The variational principle states that for any trial wavefunction φ, the expectation value of the energy ⟨φ|Ĥ|φ⟩/⟨φ|φ⟩ is always greater than or equal to the true ground-state energy E₀. This gives a systematic way to improve approximate wavefunctions by minimizing the energy with respect to variational parameters. The secular determinant |H − ES| = 0, obtained by expanding the trial function in a basis set, reduces the problem to matrix diagonalization. This principle underpins Hartree-Fock theory, DFT, and all basis-set electronic structure methods.
Apply the variational method to helium as a first example, using a screened hydrogenic wavefunction with the screening constant as the variational parameter. Observe how minimizing energy gives the optimal screening constant.
From solving the Schrödinger equation for the hydrogen atom, you know that exact analytical solutions exist for one-electron systems. But the moment you add a second electron — even for helium, the simplest multi-electron atom — the electron-electron repulsion term makes the equation analytically unsolvable. The variational principle provides a way forward: it turns the problem of solving a differential equation into the more tractable problem of *minimizing a function*. The principle states that for any normalized trial wavefunction φ you can write down, the expectation value of the energy ⟨φ|Ĥ|φ⟩ is guaranteed to be greater than or equal to the true ground-state energy E₀. This means the exact ground-state energy is a lower bound that no trial function can beat — every guess overshoots.

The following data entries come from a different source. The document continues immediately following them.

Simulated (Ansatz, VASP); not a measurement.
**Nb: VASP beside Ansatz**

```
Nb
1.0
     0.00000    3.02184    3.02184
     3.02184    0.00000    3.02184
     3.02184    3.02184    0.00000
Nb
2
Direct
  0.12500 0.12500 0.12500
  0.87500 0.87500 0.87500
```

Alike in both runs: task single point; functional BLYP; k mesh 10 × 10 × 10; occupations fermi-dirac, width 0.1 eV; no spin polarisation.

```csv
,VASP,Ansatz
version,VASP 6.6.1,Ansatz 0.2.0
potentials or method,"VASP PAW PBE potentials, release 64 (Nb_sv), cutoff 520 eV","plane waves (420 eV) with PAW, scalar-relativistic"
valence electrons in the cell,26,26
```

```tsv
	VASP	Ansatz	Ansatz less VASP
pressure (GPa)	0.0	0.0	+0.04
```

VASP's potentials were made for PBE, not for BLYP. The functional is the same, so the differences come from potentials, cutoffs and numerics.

This guarantee converts quantum mechanics into an optimization problem. You propose a trial wavefunction with adjustable parameters — say, a hydrogen-like wavefunction for helium but with the nuclear charge Z replaced by an effective charge Z_eff that accounts for electron shielding. Then you compute the energy as a function of Z_eff and minimize. The resulting Z_eff ≈ 1.69 (rather than the bare nuclear charge of 2) captures the physical reality that each electron partially screens the nucleus from the other. The energy you obtain is remarkably close to the experimental value — within about 2% — from a single-parameter optimization. More parameters and more flexible trial functions systematically push the energy closer to the true value, and the variational principle guarantees you are always approaching from above.
The method becomes even more powerful when you expand the trial wavefunction as a linear combination of basis functions: φ = c₁χ₁ + c₂χ₂ + ... + c_Nχ_N. Now the variational parameters are the coefficients c_i. Minimizing the energy with respect to all coefficients leads to the secular equation |H − ES| = 0, where H is the matrix of Hamiltonian integrals H_ij = ⟨χᵢ|Ĥ|χⱼ⟩ and S is the overlap matrix S_ij = ⟨χᵢ|χⱼ⟩. This is an eigenvalue problem — a connection to the linear algebra you have studied. Diagonalizing the matrix gives you the best approximation to the ground-state energy (the lowest eigenvalue) and its wavefunction (the corresponding eigenvector), plus approximations to excited states as the higher eigenvalues.
This framework is the foundation of essentially all modern computational chemistry. Hartree-Fock theory uses the variational principle to find the best single-determinant wavefunction. Density functional theory, basis-set methods, and configuration interaction all rest on the same idea: propose a flexible functional form, compute the energy, and minimize. The variational principle is what makes these methods trustworthy — because the energy can only go down as you improve the trial function, you always know which direction "better" is. It transforms the intractable many-body Schrödinger equation into a systematic, improvable approximation scheme.